Question on train1.py's and train2.py's runtimes.

andabi / deep-voice-conversion

Deep neural networks for voice conversion (voice style transfer) in Tensorflow

MIT License

3.92k stars 843 forks source link

Question on train1.py's and train2.py's runtimes. #9

Open rolanvc opened 6 years ago

rolanvc commented 6 years ago

Hi,

I'm trying this out, but I've only a gtx 960 gpu. I was wondering what kinds of training run times do you have for these 2? Will it take me weeks, days, hours? When I started python train1.py, A few lines of logging came out, but seems to have frozen already, with no sign of life nor error.

I hope you can give me an idea what to expect.

Thank you very much, =)

jswilson commented 6 years ago

I actually don't know how it compares to the GTX 960, but I was using a p2.xlarge (which is half of an nVidia K80 Tesla) on AWS, and train1 took about 72 hours to converge on 70% accuracy.

VictoriaBentell commented 6 years ago

@jswilson would you mind sharing how long train2 took you, if you tried it on the arctic dataset?

VictoriaBentell commented 6 years ago

I've been running Train2 for over a day now and my results are more erratic than a mountain goat on LSD, so I'm a tad concerned that it'll never converge.

0i0 commented 6 years ago

@VictoriaBentell any news? did it converged?

VictoriaBentell commented 6 years ago

No, I assume that it's similar to this issue. It seems like the arctic dataset itself might be the problem, and so I'm going to try and find another dataset to replace that.

Super1ZC commented 6 years ago

@VictoriaBentell May I ask when you were using train2, did you use your own voice corpus? If so, how did you do that?

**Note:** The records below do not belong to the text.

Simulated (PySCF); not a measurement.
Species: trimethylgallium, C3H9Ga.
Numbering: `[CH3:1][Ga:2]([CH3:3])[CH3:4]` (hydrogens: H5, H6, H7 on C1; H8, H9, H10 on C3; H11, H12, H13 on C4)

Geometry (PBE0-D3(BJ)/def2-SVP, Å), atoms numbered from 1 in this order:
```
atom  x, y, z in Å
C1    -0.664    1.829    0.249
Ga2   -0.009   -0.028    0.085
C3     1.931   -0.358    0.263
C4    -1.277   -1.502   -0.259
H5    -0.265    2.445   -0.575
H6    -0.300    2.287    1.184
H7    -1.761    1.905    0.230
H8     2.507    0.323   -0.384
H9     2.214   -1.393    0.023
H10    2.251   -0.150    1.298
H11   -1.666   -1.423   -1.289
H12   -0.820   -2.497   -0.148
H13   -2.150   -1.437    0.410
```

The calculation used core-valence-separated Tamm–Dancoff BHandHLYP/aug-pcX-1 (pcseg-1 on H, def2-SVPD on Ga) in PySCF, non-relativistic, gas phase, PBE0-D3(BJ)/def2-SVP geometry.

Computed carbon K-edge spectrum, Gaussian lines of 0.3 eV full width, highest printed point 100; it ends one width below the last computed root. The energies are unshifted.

VictoriaBentell commented 6 years ago

Originally I was using the arctic dataset, but I haven't done anything with it since my last response, so I'll try making my own corpus and get back to you on the results. As far as I'm aware, it should be as straightforward as replacing each wav file in bdl and slt with any source and target respectively. As long as the source and target are saying the same things for 3 or 4 seconds each, the result should be fine... I hope.

iamxiaoyubei commented 5 years ago

@VictoriaBentell May I ask if your model converges now? Did it work out using arctic dataset? If you have train2 result, could you please share it with me for a try?